* Cyprus needs up to 17 bln euros in emergency loans
* Capital gains tax could be limited to three years
* Corporate tax could be raised to 12.5 pct from 10 pct
* Bailout fatigue could be eased by Russia joining rescue
By Jan Strupczewski
BRUSSELS, March 7 (Reuters) - International lenders would like Cyprus to raise its corporate tax and introduce a levy on capital gains and a financial transaction tax to ensure it can repay a euro zone bailout it asked for last year, euro zone officials said on Thursday.
Cyprus needs up to 17 billion euros - almost as much as its annual gross domestic product - in emergency loans, mostly to recapitalise its oversized banking sector, hit by a Greek debt restructuring, but also to service debt and government expenses.
The amount is small compared to euro zone GDP, but policy-makers in several countries, notably Germany which faces elections in September, are keen to limit taxpayer exposure after earlier bailouts for Greece, Ireland, Portugal and Spain made public opinion reluctant to further aid.

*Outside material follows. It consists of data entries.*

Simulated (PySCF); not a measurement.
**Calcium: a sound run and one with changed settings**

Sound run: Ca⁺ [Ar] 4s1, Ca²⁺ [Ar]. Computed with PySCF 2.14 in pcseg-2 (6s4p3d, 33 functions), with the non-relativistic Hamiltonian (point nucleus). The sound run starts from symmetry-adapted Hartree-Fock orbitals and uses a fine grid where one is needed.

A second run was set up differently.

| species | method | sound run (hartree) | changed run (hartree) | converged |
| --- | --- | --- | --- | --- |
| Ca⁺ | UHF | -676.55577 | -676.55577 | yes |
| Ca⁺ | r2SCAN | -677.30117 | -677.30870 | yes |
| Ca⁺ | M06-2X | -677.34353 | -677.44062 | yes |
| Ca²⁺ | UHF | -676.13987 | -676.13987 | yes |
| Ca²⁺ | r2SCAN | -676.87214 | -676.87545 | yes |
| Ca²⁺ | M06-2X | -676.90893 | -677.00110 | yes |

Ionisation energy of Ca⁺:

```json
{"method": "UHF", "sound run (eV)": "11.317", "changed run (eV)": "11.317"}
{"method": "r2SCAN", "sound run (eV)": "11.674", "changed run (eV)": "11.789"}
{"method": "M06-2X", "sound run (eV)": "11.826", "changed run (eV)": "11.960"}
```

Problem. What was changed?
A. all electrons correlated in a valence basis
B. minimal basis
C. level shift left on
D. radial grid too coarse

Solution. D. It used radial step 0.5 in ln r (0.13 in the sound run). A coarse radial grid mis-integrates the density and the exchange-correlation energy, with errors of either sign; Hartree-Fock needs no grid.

One official, briefed on the talks between the International Monetary Fund, the European Central Bank and the European Commission - known as the Troika - and the new government in Nicosia, said no decisions had yet been taken on any of the taxes.
“All these options are on the table now, but there is no agreement yet,” the official said.
The capital gains tax could be introduced only temporarily, for three years, and provide the government with an extra revenue of 200-300 million euros.
The nominal corporate tax, which now stands at 10 percent, could be raised to 12.5 percent, officials said.
The introduction of the financial transaction tax, which will be applied by 11 euro zone countries from next year, is a Troika idea, which Cyprus does not support for now. The tax would be set at 0.01 percent of the value of trades for derivatives and 0.1 percent for stocks and bonds.
In what could be a welcome relief for euro zone taxpayers suffering bailout fatigue, officials said Cyprus received signals from Russia, which has strong business ties with Nicosia, that Moscow could consider contributing to the bailout if it got the same credit status as euro zone lenders - meaning it would get repaid right after the IMF.
“It is likely to happen,” one official familiar with the bailout talks said.
Officials also said that Russian investors were interested in buying a majority stake in Cyprus Popular Bank and increasing their holdings in Bank of Cyprus - the two biggest banks on the Mediterranean island.
Cypriot President Nicos Anastasiades is to travel to Russia to meet President Vladimir Putin in the coming weeks to discuss possible Russian help, officials said. He will seek a 5-year extension of an existing Russian loan to Cyprus of 2.5 billion euros that matures in 2016 as well as a reduction in the 4.5 percent rate of interest.
Officials said Cyprus had asked for a reduction of the interest by 1.5-2.0 points.
Euro zone finance ministers pledged this week to agree a bailout for Cyprus by the end of March, but details of how the rescue will be financed are yet to be sorted out.
German officials, backed by the Netherlands and Finland, have pushed for depositors in Cypriot banks, many of whom are Russian and British business people, to help pay for the cost of the rescue, a process known as a “bail-in”.
There are concerns in Berlin that Cyprus, with its low corporate tax rate and liquid banking system, has become a conduit for money-laundering. Russian individuals and companies have a high level of deposits in the banking sector.
But Cyprus fears any “bail-in” will spark the rapid withdrawal of funds from the island and undermine its entire business model, making the economic situation even worse.
Figures released last week showed a little over 2 percent of total deposits was withdrawn in January, although officials say there has since been a return of capital.